Saturday, December 03, 2016

Plug It In

It's that time of year when the talk is all about gifts: gifts to wear, gifts to eat, gifts to play with. There are discussions as to which you should give, and which you want to receive. Reams of paper and a universe of electrons has been dispatched telling you which is the best one for your spouse, your office mate or your child whatever the age. As I sit here, 8 emails have come in in the last 10 minutes, each offering a different take on the best thing to consider. And while each has their own suggestion for gifting perfection, I can definitively report that the common thread is that it is better to buy-one-get-one-free, get 20% off or get free shipping for whatever you select.

However, with all the lists that are published purporting to guide you, there are two magic words for whatever you buy. Doesn't matter if its clothing or food, something for the house or the car. In today's universe any gift worth its wrapping has to fit on either side of a simple Venn diagram, with the real winners being those in the overlap in the middle. For just as every firm today is an information company regardless of what physical thing they make or service they provide, any present that will wow the recipient has got to be either mobile or tech, and preferably both.

For some things, this isn't too much of a stretch. Stuff related to your phone or your tablet fits the bill nicely, being it charging stations, Bluetooth accessories or cases with keyboards. That said, not all are necessary or even useful. At a recent event I was at they were giving out mini robotic screen cleaners. About the size and shape of a flattened marshmallow, you placed it on your phone or pad, turned it on, and its vibrating motor caused it to move about the screen on its felt bottom. It was supposed to remove fingerprints; it just made noise.

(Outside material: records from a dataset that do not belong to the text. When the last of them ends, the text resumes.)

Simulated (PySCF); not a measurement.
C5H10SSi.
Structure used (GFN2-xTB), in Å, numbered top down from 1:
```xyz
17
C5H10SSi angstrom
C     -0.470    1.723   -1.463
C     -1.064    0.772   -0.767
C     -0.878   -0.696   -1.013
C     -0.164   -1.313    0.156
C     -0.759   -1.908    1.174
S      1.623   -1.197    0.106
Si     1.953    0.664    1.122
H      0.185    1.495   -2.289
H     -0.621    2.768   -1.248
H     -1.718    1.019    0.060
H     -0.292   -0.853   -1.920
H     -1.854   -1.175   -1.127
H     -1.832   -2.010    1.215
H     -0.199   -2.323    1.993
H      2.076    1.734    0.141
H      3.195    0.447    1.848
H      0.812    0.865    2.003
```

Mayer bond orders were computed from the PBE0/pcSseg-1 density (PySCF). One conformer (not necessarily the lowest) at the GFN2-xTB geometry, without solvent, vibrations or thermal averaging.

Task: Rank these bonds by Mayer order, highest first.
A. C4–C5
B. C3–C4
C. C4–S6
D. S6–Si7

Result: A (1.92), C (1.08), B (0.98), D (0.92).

Just as it used to be that anything that had a handle was portable, anything is considered mobile if it fits in your pocket, regardless if you want to take it with you or not. In that same vein, anything with a cord for charging is considered tech. To be clear, plugging something in doesn't make it any more advanced than the non-electrified model, it just makes it more power hungry. There are tech gloves, tech socks and tech jackets, each purporting to keep you toastier by carrying a power pack that feeds a network of heating wires. Long before portable phone and home computers were a common thing I had a similar pair of socks with an attached battery pack. I didn't get warm tootsies; I got burnt toes. They were no more high tech than an electric blanket.

But even when something nominally is both mobile and tech, it can merely be novel without being cutting edge. Advertised this season as a "Futuristic Find" is a 3D pen. Filled with a meltable plastic filament, you plug it in and then slowly drip melted plastic layer upon layer, kind of like dripping candle wax on your dining room table. Yes, it has a cord. Yes, you can use it anywhere. Yes, it enables you to create multi-dimensional structures. And yes, it will be impossible to get the goo off of your clothes when you drip it on them. Hi tech? No. High chance of injury and disappointment? Yes.

There's almost nothing that can't be said fit the bill even if it doesn't. There's a brush with LED lights in it, supposedly to help grow and nourish hair, but which really just allows you to groom in the dark. There's a cordless wine bottle opener, because twisting is so analog. And an electronic S'mores maker is really just a high temperature hair dryer with a graham cracker sized holder attached.

As they say about many things, if you haven't seen it it's new to you. So go ahead and give your husband a grill-cleaning robot. Or maybe your mom would like an aroma alarm clock. And someone you know needs a Bluetooth-connected toothbrush, though I don't know why. Or as Douglas Adams said, "We are stuck with technology when what we really want is just stuff that works."